I remember one post from a lot of years ago, in some web I can not remember, about Nintendo 64 manufacture history. I remember that it said that Sillicom Graphics (SGI) had heavy issues during the design/manufacture of the N64 RCP coprocessor. Because of this, finally this chip was made by other company, not SGI.
Recently I looked for that post but could not find it. I read other posts about this history but none talks about this SGI issue thing.
Does somebody know anything about this? Maybe is just me remembering it wrong.
It’s basically an NEC VR4300. Produced by NEC based on a MIPS R4300i.
Sorry, I was talking about the RCP, not CPU. I already fixed the OP. Thanks anyway.

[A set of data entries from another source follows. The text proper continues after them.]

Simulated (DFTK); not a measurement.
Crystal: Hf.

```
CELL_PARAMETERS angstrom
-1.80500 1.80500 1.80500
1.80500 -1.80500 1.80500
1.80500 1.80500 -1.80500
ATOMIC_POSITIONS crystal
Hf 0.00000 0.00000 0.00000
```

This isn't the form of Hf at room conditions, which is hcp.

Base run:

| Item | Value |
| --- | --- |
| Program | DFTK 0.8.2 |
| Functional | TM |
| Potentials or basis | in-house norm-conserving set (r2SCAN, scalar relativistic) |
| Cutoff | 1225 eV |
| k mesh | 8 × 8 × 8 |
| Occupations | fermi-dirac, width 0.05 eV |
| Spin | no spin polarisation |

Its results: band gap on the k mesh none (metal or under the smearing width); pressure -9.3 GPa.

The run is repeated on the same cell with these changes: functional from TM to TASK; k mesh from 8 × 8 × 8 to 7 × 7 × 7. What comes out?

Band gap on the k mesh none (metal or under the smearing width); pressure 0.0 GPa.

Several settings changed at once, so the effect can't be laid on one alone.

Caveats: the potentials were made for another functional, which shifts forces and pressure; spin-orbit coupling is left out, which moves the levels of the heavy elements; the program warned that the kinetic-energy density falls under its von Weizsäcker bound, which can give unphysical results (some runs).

Says here SGI demoed the coprocessor to both Nintendo and Sega. Sega bowed out after their engineers found / perceived problems with the SGI design. I do not remember any behind the scenes article about the realtionship between Nintendo and SGI but having heard a lot of stories, I suspect the read would be entertaining …
Thanks!
SGI only made the RCP, Reality CoProcessor.
NEC (who sold the PC Engine, PC-FX consoles and the PC-98XX series home computers at the time) licensed the MIPS R4200 CPU designs from MTI. They then created the derivative CPU the N64 used, the MIPS VR4300i.
You are right about the RCP. I fixed the op. Thanks.